Remember there are a range of businesses offering assistance, including stockbrokers, investment newsletters, financial advisors, and accountants.
There are also alternatives. In coming articles, we will discuss some shortcuts to a diversified share portfolio: including ‘share packs’, Exchange Traded Funds, and Listed Investment Companies.
One of the most powerful ways to reduce share investment risk is to diversify (as mentioned our introduction to share investing). The questions are: how, and how much?
Diversify company risk
Numerous studies show that risk drops dramatically in a portfolio of 10 to 15 companies, and that the bulk of the risk reduction benefits have been achieved by the time a portfolio holds 20 to 30 companies. Unsurprisingly therefore most privately managed portfolios hold around 15 to 20.
More recent studies show that to eliminate all diversifiable risk (relative to a market index) requires 100 companies or more, but if this is your goal, we would recommend investing in an index fund. (We will discuss these in coming articles.)
Simply buying a dozen or more different companies is not enough, through. Few investors would consider a portfolio of 15 mining stocks diversified, for example. Diversification also requires that you spread your risk among different types of company, that is, into different sectors.
Diversify sector risk
So what sectors should you consider and in what proportions? Most share investors either formally or informally compare their results with ‘the market’ and this makes sense as it is the past investment performance of ‘the market’ that attracted them in the first place.
As such a good starting place for considering what sectors to buy into is the sector breakdown of ‘the market’, starting with the larger, more stable companies in the 200 biggest companies listed on the Australian Stock Exchange, the ASX 200.
These sector sizes are convenient as a portfolio where each holding is 5% to 7% of the total portfolio will hold 15 to 20 companies. To roughly match the sector diversification, therefore an investor could buy one company each in Industrials (manufacturers), Health Care, Consumer Staples (think food and beverage), Telecommunications, Consumer Discretionary (cars, clothes, white-goods, leisure etc) and Energy, then buy two Materials companies (construction materials), and seven Financials.
Other things to think about when choosing companies to invest into
- Large, well established ‘blue chip’ companies suit a lower risk appetite and a more limited time horizon.
- Smaller companies involve more risk (including the risk of total capital loss) but offer the possibility of higher returns over longer periods of time.
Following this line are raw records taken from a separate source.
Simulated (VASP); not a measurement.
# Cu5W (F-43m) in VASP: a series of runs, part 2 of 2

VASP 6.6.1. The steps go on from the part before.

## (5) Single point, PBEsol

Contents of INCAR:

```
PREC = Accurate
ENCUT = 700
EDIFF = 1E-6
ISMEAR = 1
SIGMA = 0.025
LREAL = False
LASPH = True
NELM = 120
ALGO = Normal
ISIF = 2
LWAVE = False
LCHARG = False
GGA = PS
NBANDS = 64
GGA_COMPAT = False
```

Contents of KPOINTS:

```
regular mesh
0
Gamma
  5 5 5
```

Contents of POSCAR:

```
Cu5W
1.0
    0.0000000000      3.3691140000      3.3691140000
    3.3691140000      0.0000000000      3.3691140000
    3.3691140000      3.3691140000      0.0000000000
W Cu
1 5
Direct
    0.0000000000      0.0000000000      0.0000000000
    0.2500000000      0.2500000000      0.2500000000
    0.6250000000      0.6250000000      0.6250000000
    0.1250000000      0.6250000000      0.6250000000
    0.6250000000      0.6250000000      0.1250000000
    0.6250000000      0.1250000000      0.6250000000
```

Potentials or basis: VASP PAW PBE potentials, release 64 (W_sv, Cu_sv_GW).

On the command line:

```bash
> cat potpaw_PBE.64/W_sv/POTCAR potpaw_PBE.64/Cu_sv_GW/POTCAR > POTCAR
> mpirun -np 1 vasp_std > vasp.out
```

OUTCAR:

- High yield companies have a track record of paying high, fully (or nearly fully) franked dividends, so your return does not rely so much on the price going up. These are very attractive to those close to, or already in retirement.
- High growth companies often pay low dividends as they are investing the bulk of their profits within the business – offering the possibility of greater price appreciation over time.
As always, we suggest you seek personal financial advice before embarking on direct share investment.
What are your thoughts?
Do you own shares? Is there more you’d like to know about share investing? Join the conversation — leave a comment below and let us know what you’re thoughts are.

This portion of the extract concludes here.